10 questions over the blueprint

Thursday September 13, 2012

http://thestar.com.my/news/story.asp?file=/2012/9/13/focus/12016463&sec=focus

Question Time
By P. Gunasegaram

 

It’s a long, arduous process towards major educational reform, but hopefully the first step is now being taken.

ONE must hope and pray that the preliminary education blueprint released on Tuesday will lead to nothing less than a complete turnaround of the education system so that Malaysians become, well, better educated.

If we don’t take this opportunity to change direction and move forward from a steady, relative deterioration in our educational standards, then the prognosis for the future is rather bleak and our competitiveness as a nation will decline.

A review of our education system in the blueprint shows how far behind we are. International testing indicates that we lag far behind the best countries internationally, the difference between our 15-year-olds and theirs being as much as three schooling years.

In fact such testing indicates that 80% of our schools are poor. Enough said.

Over the years, we have let the standards of our education slip and we are in a deep hole from which we have to dig ourselves out. The effort and will required are going to be tremendous and have to be long and sustained.

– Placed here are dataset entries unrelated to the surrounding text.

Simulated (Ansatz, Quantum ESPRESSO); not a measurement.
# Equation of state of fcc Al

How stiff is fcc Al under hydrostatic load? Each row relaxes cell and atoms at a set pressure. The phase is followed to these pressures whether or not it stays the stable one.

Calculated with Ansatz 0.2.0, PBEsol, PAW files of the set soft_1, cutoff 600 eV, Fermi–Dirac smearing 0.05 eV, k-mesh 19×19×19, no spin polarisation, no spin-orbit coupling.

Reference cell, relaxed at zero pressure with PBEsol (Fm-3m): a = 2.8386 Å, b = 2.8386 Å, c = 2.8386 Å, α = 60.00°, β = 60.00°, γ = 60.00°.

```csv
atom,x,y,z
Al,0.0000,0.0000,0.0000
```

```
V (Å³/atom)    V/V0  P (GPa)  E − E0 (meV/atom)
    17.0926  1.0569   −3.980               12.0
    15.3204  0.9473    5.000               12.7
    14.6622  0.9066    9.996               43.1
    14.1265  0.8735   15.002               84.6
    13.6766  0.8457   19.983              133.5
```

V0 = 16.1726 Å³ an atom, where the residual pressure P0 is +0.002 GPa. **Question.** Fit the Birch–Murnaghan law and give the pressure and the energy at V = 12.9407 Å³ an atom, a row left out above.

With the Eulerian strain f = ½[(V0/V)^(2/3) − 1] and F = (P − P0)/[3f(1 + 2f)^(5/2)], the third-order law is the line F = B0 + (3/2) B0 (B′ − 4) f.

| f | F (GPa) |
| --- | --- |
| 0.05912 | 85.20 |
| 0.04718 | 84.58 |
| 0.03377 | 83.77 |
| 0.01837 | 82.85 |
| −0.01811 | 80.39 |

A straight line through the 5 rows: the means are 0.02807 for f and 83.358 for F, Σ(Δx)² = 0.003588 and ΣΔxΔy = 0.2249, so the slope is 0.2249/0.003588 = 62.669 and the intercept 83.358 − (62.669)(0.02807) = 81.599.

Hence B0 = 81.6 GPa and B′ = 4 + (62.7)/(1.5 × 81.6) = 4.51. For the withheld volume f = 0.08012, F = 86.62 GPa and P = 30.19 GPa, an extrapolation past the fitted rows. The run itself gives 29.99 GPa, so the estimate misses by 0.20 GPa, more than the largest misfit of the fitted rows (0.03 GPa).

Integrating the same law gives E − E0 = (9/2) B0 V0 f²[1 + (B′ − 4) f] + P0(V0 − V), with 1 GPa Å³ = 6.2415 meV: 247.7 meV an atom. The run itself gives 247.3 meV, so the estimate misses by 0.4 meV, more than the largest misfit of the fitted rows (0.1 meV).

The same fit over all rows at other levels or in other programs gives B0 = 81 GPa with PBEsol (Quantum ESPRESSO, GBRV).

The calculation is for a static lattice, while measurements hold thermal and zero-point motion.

One difference with the education blueprint this time is there are targets for achievement, timelines and action plans to get our education there. That’s good, for a plan is useless if it does not have these.

Here are 10 random questions that arose as I browsed through the blueprint:

1. How will teacher standards be raised? Teaching starts with teachers.

We have to remember that there are existing teachers, many of whom are below par and who entered the teaching profession when the bar was lowered. Raising their standards is going to be tough.

Attracting highly qualified graduates into the profession is not easy to do with the existing pay scheme. And if you raise pay across the board, those who are less than good now will also benefit, a conundrum that will be difficult to crack.

2. How much power will principals have and how are their capabilities going to be improved? Good schools start with good principals.

We know that there has to be power given to the right leaders to get the teaching profession into shape. But we have to ensure that the leaders are right too in the first place.

There should be a programme to increase the skills of principals first before the teachers themselves.

3. Why is basic infrastructure in many schools still lacking? After more than half a century of independence and all the money spent on education, the sector that accounts for the most expenditure, why are there schools which do not have the appropriate infrastructure?

Perhaps the problem is that money is not being spent efficiently and without the greatest returns.

4. Why is all the money sunk into education not paying dividends?

There is a need to examine why, with all the money spent, results have not been good in international comparison, with our educational standards declining on a relative basis and the gap widening with the developed countries. How do we get more bang for the buck?

5. How will English proficiency be raised? Proficiency is related not only to teaching but usage as well.

We should re-examine the issue of teaching science, maths and other technical subjects in English, especially from secondary school level onwards as a means of raising English proficiency. It is shocking that just a little over 20% of students obtain a credit in English at SPM level.

6. What about living skills such as health, financial planning, sex education, etc? There is much which is not taught in school in terms of living skills, such as health and sex education, financial planning, interpersonal relationships, and personal development.

Isn’t it time we introduced these in a significant and meaningful way in education and in as secular a way as possible?

7. How much competency-based outcomes can there realistically be? When we still have quotas and other discriminatory measures, it is difficult to make decisions based on merit and competency.

When we talk about equality we should give as well equal opportunity to the same results. You can give more people opportunities for education, but you must never reduce opportunities for education for those who have the qualifications.

8. What will be the extent of transparency? Transparency is not only served through annual reports where information is disclosed fairly, but also through checks and balances to ensure that everything is right and fair.

For that you need proper representation of all stakeholders in all bodies that make decisions to ensure that nothing is manipulated and the system can be trusted.

9. What about universities? If we want better graduate teachers and better graduates we need to upgrade our universities.

Social purposes can be better served through widening opportunities and offering remedial education, but this must not be at the expense of lowering educational standards.

Universities should be particularly open to moves to increase the capability of their students. For that you need to get good university teaching staff too.

10. Can we put the fun back into learning? Often we forget to make use of the natural curiosity and inquisitiveness of students to assist them to learn, but instead focus on book and rote learning and a system based on examinations.

While examinations can’t be phased out, there are other things that can be done to increase the fun in education. It’s going to be a long and arduous process putting our education system back on the right path.

Hopefully the education blueprint will help, and with everybody’s support and the necessary political will, some things at least will get moving this time around.

> P. Gunasegaram agrees that the quickest way to move up the social ladder and increase social awareness is through proper education.